Surely this must be some dastardly plot, right? Not so, according to Google, which explained in a blog post:
If you continue to use older versions of Chrome Browser now that support has ended, Gmail will be more vulnerable to security risks and users will not have access to new features and bugfixes.
Gmail will continue to function on Chrome Browser v53 and below through the end of the year. Users who remain on Chrome v53 and below could be redirected to the basic HTML version of Gmail as early as Dec 2017.
That gives people an extra year (give or take) to finally update to a new operating system or browser. This is something everyone should already be doing–especially since Google made this announcement in its G Suite blog, which is meant for businesses. Companies might have put off upgrading from Windows XP to avoid extra costs, either for software licensing or newer computers, but doing so also means they’re vulnerable to many attacks.

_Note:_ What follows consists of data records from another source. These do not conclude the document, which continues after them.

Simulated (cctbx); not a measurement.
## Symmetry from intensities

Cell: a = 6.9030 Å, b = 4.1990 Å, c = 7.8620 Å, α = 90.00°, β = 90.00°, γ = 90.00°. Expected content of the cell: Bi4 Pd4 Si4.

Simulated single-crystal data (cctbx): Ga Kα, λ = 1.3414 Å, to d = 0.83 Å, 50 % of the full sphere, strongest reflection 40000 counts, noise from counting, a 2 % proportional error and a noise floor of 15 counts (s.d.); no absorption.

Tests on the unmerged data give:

The same is true for individuals. Upgrading can be a pain, sure, and sometimes new versions of software don’t appeal to everyone who used the older versions. But making sure everything is up to date is perhaps the best way to defend against someone who wants to take over a device. Old software has known vulnerabilities, rarely gets updated to fix new problems, and ultimately offers just a little more protection than an open kimono.
All that said, Google recognized that many people will be affected by this change:
Please note: Google does not typically announce when we discontinue support for older versions of Chrome browser because of our current supported browser policy, which states that only the most recent version of Chrome is supported. This announcement was made given the expected impact on Windows XP and Windows Vista users and known security risks.